The same day, the DOE also announced a $3 million grant to support Wyoming-based research “focused on expanding and transforming the use of coal and coal-based resources to produce coal-based products, using carbon ore, rare earth elements and critical minerals,” delivering on a December letter of support co-signed by Wyoming Congress members Sen. John Barrasso and Rep. Liz Cheney.

The funding did not arrive in Wyoming unprompted. For roughly half a decade, state leaders and the private sector have lobbied for federal buy-in to the idea that with the right investment, the technology called carbon capture utilization and storage — or CCUS — could play a role in combating climate change and become a viable facet of the nation’s energy portfolio.

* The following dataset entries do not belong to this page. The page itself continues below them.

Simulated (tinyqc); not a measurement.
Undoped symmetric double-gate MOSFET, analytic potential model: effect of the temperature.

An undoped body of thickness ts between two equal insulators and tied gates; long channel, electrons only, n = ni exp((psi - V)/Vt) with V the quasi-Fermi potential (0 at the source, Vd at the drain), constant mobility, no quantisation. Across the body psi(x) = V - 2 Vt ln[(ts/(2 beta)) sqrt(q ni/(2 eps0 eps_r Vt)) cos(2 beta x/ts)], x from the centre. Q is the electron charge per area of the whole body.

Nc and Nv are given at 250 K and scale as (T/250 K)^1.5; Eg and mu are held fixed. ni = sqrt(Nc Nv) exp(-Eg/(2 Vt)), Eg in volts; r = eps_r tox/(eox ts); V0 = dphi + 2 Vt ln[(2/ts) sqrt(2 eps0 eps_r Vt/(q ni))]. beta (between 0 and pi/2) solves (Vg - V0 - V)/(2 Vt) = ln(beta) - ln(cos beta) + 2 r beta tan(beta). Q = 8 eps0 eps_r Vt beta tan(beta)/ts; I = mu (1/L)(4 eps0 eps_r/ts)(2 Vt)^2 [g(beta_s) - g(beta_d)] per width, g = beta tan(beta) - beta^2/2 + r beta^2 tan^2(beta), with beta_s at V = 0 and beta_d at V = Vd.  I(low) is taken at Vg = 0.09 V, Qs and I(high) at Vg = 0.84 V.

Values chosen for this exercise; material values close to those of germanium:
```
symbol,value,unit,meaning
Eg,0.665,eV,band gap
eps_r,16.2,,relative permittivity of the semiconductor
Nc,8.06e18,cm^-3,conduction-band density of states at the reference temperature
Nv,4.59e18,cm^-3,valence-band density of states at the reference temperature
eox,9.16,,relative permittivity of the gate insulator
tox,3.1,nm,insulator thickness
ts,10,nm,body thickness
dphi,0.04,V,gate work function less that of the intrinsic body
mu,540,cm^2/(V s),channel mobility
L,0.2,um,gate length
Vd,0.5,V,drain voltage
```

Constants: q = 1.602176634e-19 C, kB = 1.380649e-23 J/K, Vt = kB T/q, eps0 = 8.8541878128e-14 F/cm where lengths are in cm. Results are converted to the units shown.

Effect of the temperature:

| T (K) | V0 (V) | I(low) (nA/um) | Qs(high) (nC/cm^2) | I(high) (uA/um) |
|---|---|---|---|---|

CCUS has also been touted by leaders like Gov. Mark Gordon and his predecessor, Matt Mead, as a means to revitalize the state’s declining coal industry, which is facing cheaper, cleaner competition from renewables and other fossil fuels. CCUS, they’ve claimed, offers a bridge between coal country and a world in transition.

“Federal and state regulatory policies and consumer choice is contributing greatly to the decreased market for thermal coal,” Gordon told the Senate Energy and Natural Resources Committee — co-chaired by Sen. Barrasso — in testimony on the technology last month. “Many of these policies have painted a bullseye on the chest of coal. That target is misplaced.” 

Yet for all the momentum around CCUS, some critics doubt that increased federal support will result in more viable projects or heightened competitiveness for coal and other fossil fuels. 

“…the technology is iffy and the subsidies aren’t high enough to make most projects pencil out,” Clark Williams-Derry, an energy finance analyst for the Institute for Energy Economics and Financial Analysis, wrote in an email.  

CCUS refers to the process of removing carbon particles from industrial exhaust streams and using that carbon for other uses, like manufacturing and enhanced oil recovery or storing it far away from the warming atmosphere. Proponents tout CCUS as a way to help reduce the world’s carbon footprint without substantially reducing the current demand for energy, a need policymakers argue renewable energy currently cannot meet alone. Making fossil fuels cleaner to consume, proponents argue, is the most pragmatic way to meaningfully fight climate change.

The global pursuit of lower carbon emissions represents an existential challenge for leaders in Wyoming, which has long relied on coal and other fossil fuel industries to drive its economy and fill its coffers. The fight to save coal is a challenge that has largely defined the state’s relationship with the federal government in general and President Joe Biden’s administration in particular. Biden has pledged to slash U.S. CO2 emissions. 

Wyoming put its support behind an engineering competition called the XPRIZE to help spur innovation in the sector and demonstrate that the technology can have practical applications.

XPRIZE winners were announced in April, and Wyoming took the results to Washington, D.C. Last month. One of the winners, Dr. Gaurav N. Sant, testified before Barrasso’s committee about CCUS, its potential, and the hurdles keeping it from achieving that potential. Sant’s research team developed a method to store carbon from the ITC-adjacent Dry Fork Power Station in an industry-strength form of concrete, which some boosters saw as a sign CCUS can one day play an integral part of reversing rising CO2 levels.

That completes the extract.